Kids on the Side
The holidays are upon us, and most parents greet the season like a turkey staring down the barrel of a musket. Between the stresses of crowded shopping malls, over-excited kids, too much entertaining and the never-ending cooking, we sometimes lose the joy of the season.
Bay Area Parent can’t help you with your shopping, nor can we offer to take Uncle Hank and Aunt Helen off your hands for a few days. But we can help you rediscover the joys of cooking – especially if you can get your kids to help – as well as the joys of complaint-free dining.
As our Thanksgiving present to our readers, we asked three notable local chefs – and “cooking with kids” experts – to offer up of their favorite kid-friendly side dish recipes, with guarantees that these will please even the pickiest palate – whether it is 2 or 92.
– Peggy Spear, Editor
Slow-cooker Candied Sweet Potatoes
This classic Thanksgiving treat is perfect for young helpers. This version can go into the slow cooker. Older school-aged children can peel and slice the sweet potato with assistance. If your kitchen helpers are on the young side, prepare the sweet potato yourself (this can be done up to two days ahead of cooking day, with the slices stored in a zippered bag in the refrigerator), and have the “dumpable” ingredients assembled.
- 1 Tbsp. butter
- 7 to 8 sweet potatoes or yams, peeled and sliced to 1/2-inch thick
- 1/2 cup orange juice
- 2 tsp. vanilla extract
- 1 tsp. ground cinnamon
- 1/2 cup brown sugar, firmly packed
- 1/4 tsp. kosher salt
- 1/2 cup mini marshmallows
Use a 4-quart slow cooker. Have your child rub butter on the inside bottom and sides of your removable stoneware. Put the sweet potatoes inside. Add the orange juice, vanilla, cinnamon, brown sugar, and salt. Toss to coat – always a favorite with the kids! Cover and cook on low for six to seven hours, or on high for three to four hours. When the sweet potatoes have reached the desired tenderness, carefully scoop (this is a grown-up job) into an oven-safe serving dish (Pyrex, Corningware), and allow children to top with marshmallows. Have children stand far back, and place the dish into the oven and broil for three to five minutes, or until the marshmallows have begun to brown.

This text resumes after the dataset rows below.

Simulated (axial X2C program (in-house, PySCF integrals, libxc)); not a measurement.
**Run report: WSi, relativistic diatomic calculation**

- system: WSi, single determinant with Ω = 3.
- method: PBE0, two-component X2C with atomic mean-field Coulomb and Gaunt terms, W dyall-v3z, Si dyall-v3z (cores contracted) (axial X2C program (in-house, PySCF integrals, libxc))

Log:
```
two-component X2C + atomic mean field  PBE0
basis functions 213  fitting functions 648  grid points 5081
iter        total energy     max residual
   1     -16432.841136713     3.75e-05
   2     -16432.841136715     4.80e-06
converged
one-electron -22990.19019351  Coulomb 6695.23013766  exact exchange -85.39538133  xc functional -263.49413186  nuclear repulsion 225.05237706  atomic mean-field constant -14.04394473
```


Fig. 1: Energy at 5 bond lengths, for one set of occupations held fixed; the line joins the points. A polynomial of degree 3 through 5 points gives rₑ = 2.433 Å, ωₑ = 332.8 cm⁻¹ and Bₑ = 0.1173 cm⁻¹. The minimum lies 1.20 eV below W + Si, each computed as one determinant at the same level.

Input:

Stephanie O’Dea, a former calendar editor for Bay Area Parent, is the author of Make It Fast, Cook It Slow: The Big Book of Everyday Slow Cooking. She lives on the San Francisco Peninsula with her family. She blogs at crockpot365.blogspot.com.
Butternut Squash Soup
This is a naturally sweet appetizer or main dish, and kids will love seeing how to blend the vegetable into a soup. They can help by scooping out the squash seeds and helping to chop up the leeks.
- 3 Tbsp. butter
- 1 medium butternut squash (3/12 pounds) halved and seeded
- 2 large leeks (white part only) cleaned thoroughly and chopped
- 1 tsp. ginger minced or to taste
- 1 tsp. curry powder or to taste
- 6 cups chicken stock or vegetable stock or (4 cups chicken broth
- 2 cups whipping cream)
- 1/2 tsp. salt
- 1 tsp chopped fresh parsley
Preheat oven to 400º. Bake the butternut squash (with seeds discarded) on a lightly oiled baking sheet upside down for about one hour, until the squash can be pierced easily with a fork; or in a microwave oven using a glass baking dish with 1/2-inch of water in the bottom.
Cover with a paper towel. Cook 12 to 15 minutes. Allow to cool, then scoop out the pulp and discard the skin. Set aside. Melt the butter in a large stock pot.
Over medium heat, add leeks, cook until tender. Add the ginger and curry, if desired. Stir in chicken broth and the pulp of the squash. Bring to a boil and then reduce to cook, stirring and breaking up the squash with a spoon, for about 20 minutes. Then, puree in a blender until smooth. Return the mixture to the pot and add the cream, whisking until thoroughly blended. Bring to a boil and then remove from heat. Ladle soup into bowls and sprinkle with the fresh parsley. Serve with fresh bread and butter.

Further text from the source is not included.